Grace said a bit more about her time at Carlisle. She returned home to her parents’ house at Rosebud, “one of the largest ranches around here.” She filled her time with baking, sewing, and beadwork “to earn my pin money.” She had experienced some great sadness. “I am motherless,” she said, “and my grandmother died a year ago in July of 1911.” She had no women relatives and now wanted to return to Carlisle to graduate. She did make it back for a short stay.
She had hoped to return to Carlisle in the fall of 1912, she wrote in a letter dated January of 1913, for “now I am only an ex-student, and it is all my fault.” It wasn’t, and Grace was surely too hard on herself. “I wanted very much to return to Carlisle this fall,” she wrote, “but I could not, as there was lots of work to be done on our ranch and ‘hired men’ are scarce just about that time, so I had to help.” She did not get free until mid-December, and by then it was too late. So she kept doing housework, and spent her spare time riding horses, sleighing, and ice-skating. She said that she “got lonesome for Carlisle every time I read The Arrow, but I can’t do without the little paper.”
The Carlisle applications are a standardized document. They include a set of “endorsements” listing “the laws relative to the transfer of Indian children from reservations and schools.” The United States Statutes-at-Large said that “no Indian child shall be taken from any school in any state or territory to a school in any other state against its will or without the written consent of its parents.” Children could not be sent to a boarding school without the consent of his or her family, “and it shall be unlawful for any Indian agent or other employee of the government to induce, or seek to induce, by withholding rations or by other improper means, the parents of next of kin of any Indian to consent to the removal of any Indian children beyond the limits of any reservation.”
It is not unreasonable to assume that laws like these existed for a reason, and that laws were intended to prohibit practices used to coerce Indian children to attend boarding schools. It does not take a deep dive into the records to see the heavy-handedness of federal policy makers. No doubt there was coercion employed at times and in places, and there were students whose experiences at Carlisle were horrific. Despite these cases, many students, and students’ families, saw much of value in a Carlisle education. These students, even when they felt lonely and ached to get home, missed the school greatly once they got home, and often they wished they could return.
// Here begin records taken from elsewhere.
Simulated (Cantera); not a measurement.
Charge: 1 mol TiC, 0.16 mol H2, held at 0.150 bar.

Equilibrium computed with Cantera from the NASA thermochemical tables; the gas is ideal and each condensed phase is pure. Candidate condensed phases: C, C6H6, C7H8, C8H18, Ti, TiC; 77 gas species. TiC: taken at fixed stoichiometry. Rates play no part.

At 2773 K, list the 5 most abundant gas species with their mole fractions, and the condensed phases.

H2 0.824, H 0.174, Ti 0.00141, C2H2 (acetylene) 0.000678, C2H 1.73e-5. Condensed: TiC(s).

This makes the story of Carlisle a difficult one that defies easy categorization. Different students had different experiences. We need to be careful how we talk about the boarding school experience. More news stories appear each week detailing horrifying tales of abuse and death. Just last week the New York Times ran a story about the Genoa Indian School under the headline of “Researchers Identify Dozens of Native Students who Died at Nebraska School.” Carlisle and the other boarding schools will give up their stories some day. We must prepare ourselves for stories that are complicated, full of heartbreak and cruelty to be sure, but also deeply ambivalent. Some Carlisle students loved what many of us wish they did not.